The post, viewed by millions of online users, generated heated discussion on whether Chinese men do not deserve Chinese women.

Many Chinese women voiced their discontent toward Chinese men's appearance. But in Steinfeld's opinion, this view of beauty is in many ways shaped by Western values.

According to Steinfeld, the Western ideal says the women should be slim, of medium height, and have other features considered conventionally attractive.

Meanwhile, men should be tall and slim, but with muscles.

"However, I don't believe in this idea. As the saying goes, beauty is in the eye of the beholder. I have met many attractive Chinese men and many unattractive Western men - I try not to have my opinions molded by a very Western, narrow definition of what it is to be attractive," said Steinfeld.

Beidzina told Metropolitan that she does not consider men's figures important. "Men with six packs are not appealing to me."

Beidzina said that the Chinese traditional emphasis on piety and family values on the one hand makes her feel frustrated, because Chinese men often like to talk about their parents. But on the other hand, she said she thinks the high value placed on family makes Chinese men more responsible in this regard.

"A Western man will say goodbye to his wife if the love has faded. While a Chinese man won't just run away if he has a family," she said. "In a relationship, drifting apart is normal. But there should be something more important than passion."

Western values?

Andreea Hriscu, 29, is an architect from Romania who works in Beijing. Hriscu's new Chinese boyfriend is a concept designer for games.

According to Hriscu, traditional Chinese men are boring in foreigners' eyes: they study hard, work hard, get married, and follow what their parents say. But she said the more "Westernized" Chinese men are more attractive and open-minded.

"These ones [Chinese men] that aren't traditional don't care about these things and they just follow their own paths with their own risks, including confronting their parents who push them to do what they [the parents] want," she said.

"My boyfriend is very open-minded, with his own path in life. He's not so influenced by tradition."

When Steinfeld visited China back in 2006, she rarely saw Western women with Chinese men, but she said this is changing. "The trend will increase in the future."

Steinfeld noted that with the rise of the Internet in China, Chinese men share more in common with Western women, in terms of cultural reference points, career paths and life options.

"And as China becomes a wealthier nation, Chinese men are becoming more confident. Western women are no longer placed on a pedestal in the way they might have been 10 years ago. I think with that shift in dynamic comes a whole shift in sexual politics," said Steinfeld.

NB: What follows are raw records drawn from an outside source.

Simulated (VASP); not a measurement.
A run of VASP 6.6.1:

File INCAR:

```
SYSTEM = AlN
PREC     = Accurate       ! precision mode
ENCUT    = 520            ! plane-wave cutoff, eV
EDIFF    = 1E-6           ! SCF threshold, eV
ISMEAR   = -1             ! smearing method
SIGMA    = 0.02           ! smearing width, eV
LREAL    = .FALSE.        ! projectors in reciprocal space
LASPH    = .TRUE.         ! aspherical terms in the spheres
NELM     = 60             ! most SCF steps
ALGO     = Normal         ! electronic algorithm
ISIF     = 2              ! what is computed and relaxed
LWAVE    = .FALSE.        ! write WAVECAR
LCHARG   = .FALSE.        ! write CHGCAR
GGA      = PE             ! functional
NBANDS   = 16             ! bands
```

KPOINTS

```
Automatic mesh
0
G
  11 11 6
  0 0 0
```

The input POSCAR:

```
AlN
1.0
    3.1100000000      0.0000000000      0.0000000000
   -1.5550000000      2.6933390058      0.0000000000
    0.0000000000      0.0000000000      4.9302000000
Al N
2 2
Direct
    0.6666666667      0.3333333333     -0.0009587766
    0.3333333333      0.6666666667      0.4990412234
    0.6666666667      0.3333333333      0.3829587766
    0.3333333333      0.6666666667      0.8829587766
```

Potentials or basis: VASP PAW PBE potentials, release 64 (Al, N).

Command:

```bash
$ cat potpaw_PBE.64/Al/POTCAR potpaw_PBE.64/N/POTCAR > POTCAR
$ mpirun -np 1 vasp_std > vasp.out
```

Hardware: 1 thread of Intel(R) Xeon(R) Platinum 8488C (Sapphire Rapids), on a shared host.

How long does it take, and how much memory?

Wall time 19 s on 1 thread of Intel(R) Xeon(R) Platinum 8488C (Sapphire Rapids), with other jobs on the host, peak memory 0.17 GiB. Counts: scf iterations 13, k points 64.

Women's equality still lagging

Zhao Sile, a women's rights activist and editor of the Media Monitor for Women Network, said that demand for Chinese men as spouses is still limited to African countries and Russia, because compared with those countries, gender equality is better in China.

"This doesn't mean Chinese men don't have things they need to work on. Many Chinese men are still trapped by the traditional Chinese culture and values and their perceived role as breadwinner in the family gives them a sense of superiority to women to some extent," Zhao said.

"We still need to be more open to advancing the culture and the development of gender equality in China," she said.

Beidzina, who went back to Belarus after studying in China, said she is planning to return.

"I still want to find a Chinese man in the future," Beidzina said.